Benchmarking: One of your CEO’s favorite tools

Companies around the world catch on

Re-engineering, total quality management, mission statements, pay for performance, core competencies: Which of these management fads will your administration latch onto next? If your CEO is anything like those of a majority of companies in a recent Bain & Co. survey on management tools, he or she is likely to put benchmarking at the top of the list.

And that’s good news for you, since you’re already engaged in benchmarking. You and 86% of the 818 companies that responded in 1997 to the international consulting firm’s survey are riding the wave of benchmarking’s rising popularity as a management tool. Benchmarking was eclipsed in popularity only by strategic planning (90%) and mission and vision statements (87%).

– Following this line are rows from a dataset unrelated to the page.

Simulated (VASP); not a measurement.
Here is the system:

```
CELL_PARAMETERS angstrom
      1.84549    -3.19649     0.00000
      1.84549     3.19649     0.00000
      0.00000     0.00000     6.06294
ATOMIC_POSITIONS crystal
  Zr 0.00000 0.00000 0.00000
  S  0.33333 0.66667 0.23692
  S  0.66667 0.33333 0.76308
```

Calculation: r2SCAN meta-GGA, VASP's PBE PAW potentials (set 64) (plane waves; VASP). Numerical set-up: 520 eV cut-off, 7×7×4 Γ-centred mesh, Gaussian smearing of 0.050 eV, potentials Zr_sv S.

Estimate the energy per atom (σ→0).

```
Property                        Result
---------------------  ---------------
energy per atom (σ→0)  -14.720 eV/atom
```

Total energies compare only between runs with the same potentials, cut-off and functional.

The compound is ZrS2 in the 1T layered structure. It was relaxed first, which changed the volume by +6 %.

More good news: Benchmarking is unlikely to end up at the bottom of next year’s trash heap, says Darrell Rigby, a director with Bain & Co. who prepares the Boston-based firm’s annual Management Tools and Techniques survey. While some previously hot tools such as total quality management, re-engineering, and activity-based costing have cooled off in the five years since Bain & Co. began the survey, benchmarking has continued to gain users. In fact, it’s the only tool that hasn’t even dipped once. (See graph, above.)

"Benchmarking is a pretty straightforward tool that almost anyone in the organization can apply to their function or business unit. Like exercise, even a little bit can be good for you," Rigby says.

Other management tools, such as total quality management and re-engineering, can be quite costly and are only beneficial if you stick with them for the long haul, he says. There’s no such thing as doing a little bit of total quality management; it’s too complicated and too expensive.

"That’s in sharp contrast with benchmarking, where the cost is relatively low and the benefits are high," he says. "Just getting outside of your insulated world, looking at what other people are doing, asking questions, challenging some of the fundamental assumptions about your business model, and encouraging fresh thinking is helpful even if you’re doing a little bit of it."

An important point to remember about all management tools, Rigby says, is that they’re not silver bullets. The average satisfaction score for all tools in the survey is a "B," and 77% of respondents say that tools promise more than they deliver. Eighty-six percent believe that tools must be customized for individual companies, and 95% say top-down support is required to succeed. Bain & Co. says there is no correlation between financial success and the numbers or types of tools used, but there is a correlation between financial success and the ways tools are used.

To make a benchmarking effort succeed, Rigby offers the following tips:

You must make credible comparisons.

Get past the accounting differences and understand the processes well enough that you can show a fair comparison. "Until you get to that, people will spend all of their time criticizing the comparison and saying it’s not applicable to our business."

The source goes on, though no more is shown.